On my server, with your example above nobody gets the forwarded email. If I turn off DMARC on my own server, then only [email protected] and [email protected] get the emails. I'm still thinking my issue has something to do with Sendgrid. Under no conditions that I can set does anyone at Gmail get a forwarded message through my server from Yahoo, Twitter, Etsy, or anyone else that has their DMARK setting of p=reject.

I have a troubleshooting ticket open with Sendgrid. They asked for more info yesterday and I haven't heard back yet (this is a long time for them to not respond back -- I may have stumped them lol)
 
Yeah.. I guess the Sendgrid thing is at least "suspect"

But the fact that you have to turn off DMARC for the locals to get mail is not right. We must understand if that "missing piece" of yours in /etc/postfix/master.cf can explain this and why you don't have it...

Pinging my pal @Mark Muyskens ... :) Do you have that piece of cr** in your Postfix config?? Do you know what's that for??
 
We must understand if that "missing piece" of yours in /etc/postfix/master.cf can explain this and why you don't have it.
It would be nice to have a valid list of files & directories for Plesk that would allow us to compare file structures visually in a case such as this. It may be that the files I'm missing were still there from an older version, or are not there because of a version of software I'm running...
 
plesk-9.0/postfix-srs

From the name it could seem to be "old junk"... too bad that I never had Plesk 9.0 in my system! (12.0 -> 12.5 -> 17.5 -> 17.8)
 
@G J Piper have you checked if by any chance that missing piece appears out of nowhere when you turn-on DMARC?
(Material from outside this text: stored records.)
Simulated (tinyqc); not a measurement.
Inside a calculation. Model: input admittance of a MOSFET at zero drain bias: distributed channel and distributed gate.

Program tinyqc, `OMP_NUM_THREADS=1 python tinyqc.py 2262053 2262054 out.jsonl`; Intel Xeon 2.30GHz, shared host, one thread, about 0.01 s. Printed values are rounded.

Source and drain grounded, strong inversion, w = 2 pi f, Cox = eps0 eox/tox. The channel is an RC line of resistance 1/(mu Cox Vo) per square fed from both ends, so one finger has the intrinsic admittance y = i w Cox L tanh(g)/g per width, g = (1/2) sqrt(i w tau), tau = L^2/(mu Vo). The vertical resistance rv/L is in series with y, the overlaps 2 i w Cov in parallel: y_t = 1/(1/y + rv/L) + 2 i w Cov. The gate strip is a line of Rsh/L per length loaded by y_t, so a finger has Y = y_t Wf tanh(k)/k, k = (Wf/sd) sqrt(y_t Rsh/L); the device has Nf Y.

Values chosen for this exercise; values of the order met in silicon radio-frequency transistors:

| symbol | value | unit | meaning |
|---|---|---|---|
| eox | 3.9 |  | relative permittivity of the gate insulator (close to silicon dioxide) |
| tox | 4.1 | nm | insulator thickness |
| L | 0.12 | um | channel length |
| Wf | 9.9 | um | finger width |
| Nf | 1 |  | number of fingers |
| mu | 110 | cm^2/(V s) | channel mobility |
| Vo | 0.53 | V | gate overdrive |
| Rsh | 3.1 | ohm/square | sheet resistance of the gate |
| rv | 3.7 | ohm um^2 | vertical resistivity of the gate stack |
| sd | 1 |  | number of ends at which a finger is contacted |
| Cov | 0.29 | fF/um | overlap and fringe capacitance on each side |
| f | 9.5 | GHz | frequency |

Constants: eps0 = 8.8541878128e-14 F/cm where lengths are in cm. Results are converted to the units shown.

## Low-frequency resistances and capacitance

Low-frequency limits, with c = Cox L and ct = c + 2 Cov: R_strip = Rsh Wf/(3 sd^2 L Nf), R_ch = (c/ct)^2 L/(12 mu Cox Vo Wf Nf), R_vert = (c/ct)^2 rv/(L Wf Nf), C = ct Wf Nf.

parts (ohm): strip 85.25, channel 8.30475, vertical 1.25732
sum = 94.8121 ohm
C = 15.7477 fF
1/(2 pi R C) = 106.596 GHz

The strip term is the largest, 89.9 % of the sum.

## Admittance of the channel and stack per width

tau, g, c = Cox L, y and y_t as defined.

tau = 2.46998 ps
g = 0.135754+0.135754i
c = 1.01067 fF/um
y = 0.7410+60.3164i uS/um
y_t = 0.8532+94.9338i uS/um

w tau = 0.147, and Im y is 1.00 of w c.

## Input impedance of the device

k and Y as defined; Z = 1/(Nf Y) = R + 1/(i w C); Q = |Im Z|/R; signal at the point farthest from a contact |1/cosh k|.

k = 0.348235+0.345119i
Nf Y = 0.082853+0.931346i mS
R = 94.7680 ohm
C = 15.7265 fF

I could test that myself (by turning-off DMARC), but you know how the saying goes: "if it ain't broken, don't fix it!" and I'm afraid to break things and have at least an handful of forwarders not working anymore on my system... :confused:
 
@G J Piper have you checked if by any chance that missing piece appears out of nowhere when you turn-on DMARC?

I could test that myself (by turning-off DMARC), but you know how the saying goes: "if it ain't broken, don't fix it!" and I'm afraid to break things and have at least an handful of forwarders not working anymore on my system... :confused:

Nope it doesn't appear. Here is a list of the files in that directory for my server:

Screen Shot 2018-03-13 at 1.08.46 PM.png
 
Here is a log screenshot showing everything that happens when I have DMARC turned ON and I send an email from my AOL account to a email acct I host which forwards it to another email I host. (spoiler: fail, discarded)

Screen-Shot-2018-03-13-at-2.27.58-PM.jpg

By the way, after the free $300 trial they allot you, you can sign up for a 1-year or 3-year "commitment" where they chop the price more than half.


Hmmm... after looking through this log I posted, shouldn't the DKIM (and then resulting DMARC) check be reset after it arrives at the forwarding mailbox and then subsequently check the re-written "from" domain thereafter? It appears it is checking AOL both on the first arrival AND on the forwarding (second) arrival at the final destination. This would seem to nullify the rewriting wouldn't it, and make the DMARC actually work against the second domain's checks. Could this be a bug?

At no point do any of the SPF or DKIM checks fail, although it doesn't do those checks on the internal forwarding.

WTF! That's more than the double of what I pay for Plesk Web Pro (from Plesk) + 1CPU + 4GB + 40GB SSD from DO...
I'm actually getting a 4-core, 6G RAM, 120G SSD Storage engine for about $49/mo.